By Howard Schneider
RALEIGH, North Carolina, May 21 (Reuters) – How businesses and consumers respond to ongoing economic shocks will determine if the U.S. Federal Reserve can “look through” current high inflation or needs to consider raising interest rates, Richmond Fed President Thomas Barkin said on Thursday.
The decision to hold rates steady at the Fed’s last meeting “made sense” as policymakers gathered more information on jobs and inflation in the midst of a series of economic developments as disparate as high oil prices and the rollout of artificial intelligence technology, Barkin said in comments prepared for delivery to an economic group.
“It made sense to give ourselves time,” Barkin said, adding he expected that in coming months the Fed could see further developments that “pressure the employment side of our mandate, the inflation side of our mandate, or conceivably both. If we do, the Fed is well positioned to respond as appropriate.”
A growing number of Fed policymakers at the April meeting felt a rate hike might be needed to quell inflation that has been rising in the face of high energy costs, an investment boom around AI, and household consumption that has remained unexpectedly resilient.

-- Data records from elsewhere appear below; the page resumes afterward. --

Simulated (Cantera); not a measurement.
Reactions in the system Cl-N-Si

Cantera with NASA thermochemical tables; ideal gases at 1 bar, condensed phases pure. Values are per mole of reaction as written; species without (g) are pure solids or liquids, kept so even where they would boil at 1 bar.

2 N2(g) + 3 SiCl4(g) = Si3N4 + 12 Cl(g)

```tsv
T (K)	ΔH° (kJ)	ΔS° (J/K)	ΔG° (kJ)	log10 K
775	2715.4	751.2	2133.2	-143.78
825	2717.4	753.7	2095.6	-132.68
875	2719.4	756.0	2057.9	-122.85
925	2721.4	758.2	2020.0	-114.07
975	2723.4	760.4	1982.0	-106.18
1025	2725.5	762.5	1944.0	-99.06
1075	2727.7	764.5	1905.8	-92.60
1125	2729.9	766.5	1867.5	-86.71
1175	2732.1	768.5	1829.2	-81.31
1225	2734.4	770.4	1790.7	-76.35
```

The Fed next meets on June 16-17, the first meeting to be led by incoming Fed Chair Kevin Warsh, and policymakers are expected to keep the policy rate in the 3.5% to 3.75% range where it has been since December.
Barkin did not directly weigh in on his expectations for interest rates or whether a hike may be needed.
But he said the path of policy will hinge on whether consumers remain as resilient as they have been in spending, whether businesses start using rising productivity as a reason to lay off workers, and whether inflation expectations can remain anchored after more than 5 years in which the Fed has missed its target.
“Looking through supply shocks has worked well for a generation,” Barkin said. “Looking forward, it’s easy to imagine more challenging conditions: heightened geopolitical tensions, trade fragmentation, more frequent severe weather events, rising government debt, cyber risk, slowing workforce growth and more..It’s worth asking whether the cumulative impact of so many waves risks loosening the anchor.”
Barkin said that between high inflation and the possible coming risks to the job market he was “not leaning toward overly focusing on one side or the other” as posing the greater problem right now, and downplayed the significance of debates about whether the Fed’s policy statement should open the door to the possible need for a rate increase.
Minutes of the last Fed meeting showed increasing concern about the job market and arguably less worry about unemployment, with a majority acknowledging rate hikes may be needed and “many” ready to shift the language of the policy statement to make that clear.
Chicago Federal Reserve President Austan Goolsbee on Thursday said in an interview on WBEZ Chicago radio that he feels “we have a pretty significant inflation problem developing, but the job market has been mostly stable…I’m the most attuned on this inflation side, because we were making progress, then we stopped making progress.”